Exercise 4 Constructor for FrequencyList
The Huffman tree algorithm uses a list of trees, each tree storing a number of Frequency records. The way we’ll manage this list is to build a “wrapper” ADT around the List ADT.
The file FrequencyList.cc contains the implementation of this wrapper ADT. Notice that most of the List operations are simply delegations to the contained List.
We want to give the wrapper a new constructor operation, and a new operation called remove_smallest(), which is the next exercise. Because these are very specific operations for the Huffman tree algorithm, it is better to build a wrapper ADT than to put these special purpose operations in the List ADT.
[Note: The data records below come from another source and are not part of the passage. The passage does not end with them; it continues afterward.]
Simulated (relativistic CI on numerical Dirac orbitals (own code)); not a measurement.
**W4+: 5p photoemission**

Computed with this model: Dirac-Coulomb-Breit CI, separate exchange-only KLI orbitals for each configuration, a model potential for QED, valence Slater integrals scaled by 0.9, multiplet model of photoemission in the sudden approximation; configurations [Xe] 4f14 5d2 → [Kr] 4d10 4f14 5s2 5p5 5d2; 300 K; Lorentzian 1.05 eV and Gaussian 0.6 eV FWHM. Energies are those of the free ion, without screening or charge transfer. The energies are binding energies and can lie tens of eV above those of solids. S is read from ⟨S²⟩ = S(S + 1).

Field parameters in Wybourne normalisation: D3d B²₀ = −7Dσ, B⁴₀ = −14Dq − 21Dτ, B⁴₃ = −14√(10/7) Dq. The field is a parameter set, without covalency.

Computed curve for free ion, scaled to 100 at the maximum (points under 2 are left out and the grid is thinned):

The FrequencyList constructor currently looks like this:
1 | // createFrequencyList(message) |
The constructor should do the following:
- Walk through the message, character by character, counting how many times each character is used. Use an integer array for this.
- Once the whole message has been seen, use the array to build a Frequency record for each character seen at least once.
- Build a TreeNode for each Frequency record, and then store the TreeNode in the List. Each Tree will be a leaf node for now. We’ll use the initialized list in a later exercise.
- Return the FrequencyList full of TreeNodes.
In the lecture slides on Huffman trees, the character and frequency data were attributes of the Tree record itself.
In this request, we are using Frequency records to store the character and frequency values. This adds another ADT to think about, but it allows us to reuse the ordinary tree that simply stores a single Element. This is good software reuse (of Trees) and adaptability: if we want to store other data in the Tree, we can change the Frequency ADT, and most if not all of the rest of the application would not need to change.
Hints on counting characters
Each character you can type or use on a computer has an integer value; for letters and digits and normal keyboard symbols, this is called the ASCII value. For example, the letter ‘c’ has an ASCII value of 99. Because of this, we can use a character as an index into a characeter count array like this: counts[‘c’]. We can do this for any character, whether it’s ‘c’ or ‘&’.
To calculate the frequency of each letter in a message, we use an array of counts (initialized to 0). Each time we observe a character in a message, we can increase its count. For example to increase the count for the letter ‘c’, we would do the following:1
counts['c'] += 1;
This will increase the count of the integer at index 99 (the one corresponding to the letter ‘c’). The letter ‘c’ is the 99th character in the ASCII character set, and its counter is the 100th in our counts array. To initialize the counts array, we have the following:
1 | int counts[ASCII_SIZE]; // ASCII_SIZE is defined in LOCALE.h |
Here we’re using integers, not characters, to index into the array. This is okay, because in a sense, characters are integers. Characters have special status when we want to think of them as characters, but they also have integer values which we use when that’s handy.
One problem remains: with compiler flags -Wall and -pedantic, the compiler may complain when you use a character as an array index:
warning: array subscript has type ‘char’ [-Wchar-subscripts]
To get rid of these warnings, we can use a technique called typecasting. Typecasting tells the compiler to treat a variable of one type as though it has a different type. For example, we can typecast a character to an integer as follows:1
counts[(int) 'c'] += 1;
The use of (int) in brackets in front of a value tells the compiler that it’s not a mistake to try to use the value ‘c’ as an integer (99). Typecasting can also be done when you want to force a float to be truncated into a integer, or something like that. We’ll only use it for characters in this asignment.
Exercise Summary
- Complete createFrequencyList() as indicated.
- Build the testADT app, and run it.
- If your code does the right things, tests 33-34 should all report “Passed.”